Monday, 4 July 2011

The Cherry Orchard

The Cherry Orchard
The National Theatre screened live from the Greenwich Picture house
June 2011

Few people would suggest that Chekhov’s plays are intensively dramatic and Howard Davies's new production of The Cherry Orchard - screened live from the National Theatre to cinemas around the globe - is no exception. The greatness of his writing lies in the dialogue, in the tone and particularly here, in the powerful and prescient political symbolism.
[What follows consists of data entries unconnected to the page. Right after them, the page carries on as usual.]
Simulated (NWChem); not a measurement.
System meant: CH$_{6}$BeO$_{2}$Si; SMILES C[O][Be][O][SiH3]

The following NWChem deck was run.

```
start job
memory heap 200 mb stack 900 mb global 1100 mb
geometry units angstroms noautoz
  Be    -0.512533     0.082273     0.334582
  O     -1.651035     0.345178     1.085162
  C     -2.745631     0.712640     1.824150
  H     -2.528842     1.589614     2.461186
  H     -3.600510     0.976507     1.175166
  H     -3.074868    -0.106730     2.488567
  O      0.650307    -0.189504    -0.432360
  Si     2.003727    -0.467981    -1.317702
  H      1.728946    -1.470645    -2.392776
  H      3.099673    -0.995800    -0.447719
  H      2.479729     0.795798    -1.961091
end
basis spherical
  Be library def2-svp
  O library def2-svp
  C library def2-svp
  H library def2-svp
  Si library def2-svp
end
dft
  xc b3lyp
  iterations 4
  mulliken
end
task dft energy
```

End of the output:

The play, first staged in 1904, both identifies and foretells the strong social undercurrents flowing through Russian society at the beginning of the 20th century. When Ranyevskaya (Zoe Wanamaker) stubbornly refuses to acknowledge the severity of her financial plight and the inevitable loss of her home and beloved cherry orchards, she surely represents the ultimate decline and fall of the Russian upper and upper-middle classes. Both the character and words of the radical but eternal student, Trofimov (Mark Bonnar) are eerily indicative of the revolution to come - the Tsar’s Guards firing on peaceful protesters in 1905 and the abdication of the Tsar himself only a dozen years later.

But Chekhov is much more than political symbolism, light comedy and farce never far from the surface. James Laurenson as Ranyevskaya's older brother is both amusing and absurd, constantly hiding from reality with irrelevant diatribes and imaginary games of billiards – “yellow into the middle pocket”. Tim McMullan turns Simyonov-Pischik, the endlessly-scrounging landowner into a bumbling fool for whom "something will eventually turn up". The main characters themselves are contradiction in terms; Ranyevskaya now stubborn, self-absorbed charismatic fool, now broken hearted mother and penniless wretch; Lopakhin (Conleth Hill), the merchant, at one moment assuaging his filial revenge the next declaring his undying love.

Wanamaker conveys her emotional dilemma with great sensitivity but it is Laurenson who catches the eye, ultimately losing himself in his own make-believe world. Claudie Blakely (Ranyevskaya’s adopted daughter) is equally strong, resolutely and with feeling awaiting a marriage proposal that she knows will never to arrive. Despite some irritatingly anachronistic dialogue -such as people "earning 25-30k a year" from Australian writer Andrew Upton and a surprising absence of cherry trees, the production is excellent, the Bunny Christie designed set, particularly impressive. Howard Davies has directed a series of successful productions at the National from Gorky’s Philistines to Bulgakov’s The White Guard, and once again he captures that distinctive Chekhovian mood.

As the estate is closed up, the old family retainer Firs (Kenneth Cranham) is inadvertently shut in, his way of life, literally in his case, consigned to the past.